MONTREAL – The pressure of being a first-overall pick for the Canadiens will tower over anyone the same way... well, the same way Juraj Slafkovsky towers over most anyone.
The 6-foot-3, 220-pound forward puts that pressure on himself as much as – if not more than – anyone else, especially after his rookie NHL season was cut short due to injury. And while no one said playing in the NHL would be easy – certainly not for a teenager – Slafkovsky surely would’ve preferred that his goal-scoring drought to end his rookie season wouldn’t carry over into his sophomore campaign.

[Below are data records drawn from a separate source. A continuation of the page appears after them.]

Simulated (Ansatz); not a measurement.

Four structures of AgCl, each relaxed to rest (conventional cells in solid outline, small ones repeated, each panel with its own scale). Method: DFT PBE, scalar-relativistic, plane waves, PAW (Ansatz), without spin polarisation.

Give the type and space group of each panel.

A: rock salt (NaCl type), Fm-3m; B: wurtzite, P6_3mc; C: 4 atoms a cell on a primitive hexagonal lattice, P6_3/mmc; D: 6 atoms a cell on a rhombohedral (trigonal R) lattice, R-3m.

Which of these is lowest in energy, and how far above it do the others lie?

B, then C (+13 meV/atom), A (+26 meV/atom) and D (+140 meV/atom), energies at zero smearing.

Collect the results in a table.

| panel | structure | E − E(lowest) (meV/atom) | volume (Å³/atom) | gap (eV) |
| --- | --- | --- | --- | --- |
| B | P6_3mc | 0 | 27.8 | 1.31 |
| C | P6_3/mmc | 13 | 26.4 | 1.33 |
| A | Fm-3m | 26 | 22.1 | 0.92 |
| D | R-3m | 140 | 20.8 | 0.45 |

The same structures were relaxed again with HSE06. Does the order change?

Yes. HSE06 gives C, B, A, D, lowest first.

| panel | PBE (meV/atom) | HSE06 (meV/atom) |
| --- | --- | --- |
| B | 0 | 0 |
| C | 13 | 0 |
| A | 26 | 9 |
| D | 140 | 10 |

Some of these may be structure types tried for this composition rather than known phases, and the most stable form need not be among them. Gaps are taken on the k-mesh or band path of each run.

“I think the most pressure on Slaf is the pressure that he puts on himself. You sometimes could see that early in the season with his body language and things like that,” described assistant coach Trevor Letowski, a veteran of 616 NHL games. “We just try to put him in situations where he can succeed.”
But Slafkovsky’s coaches weren’t just looking at numbers on the scoresheet to measure his success. In fact, they were quite pleased with the progress he was showing earlier in 2023-24, even if it didn’t reflect in his scoring numbers.
“I find there have been a lot of games this year where Slaf played extraordinary but he didn’t produce,” recalled head coach Martin St-Louis in February. “When I would see that, his actions on the ice, I would say to myself: it won’t be long before a game like that would be a game of 2-3 points for him.”
We’d tell the bench boss to buy some more lottery tickets – Tuesday night’s hat trick performance is case in point – but it’s clear the coaching staff saw things in Slafkovsky’s game – and in his preparation – that showed he was ready for an expanded role.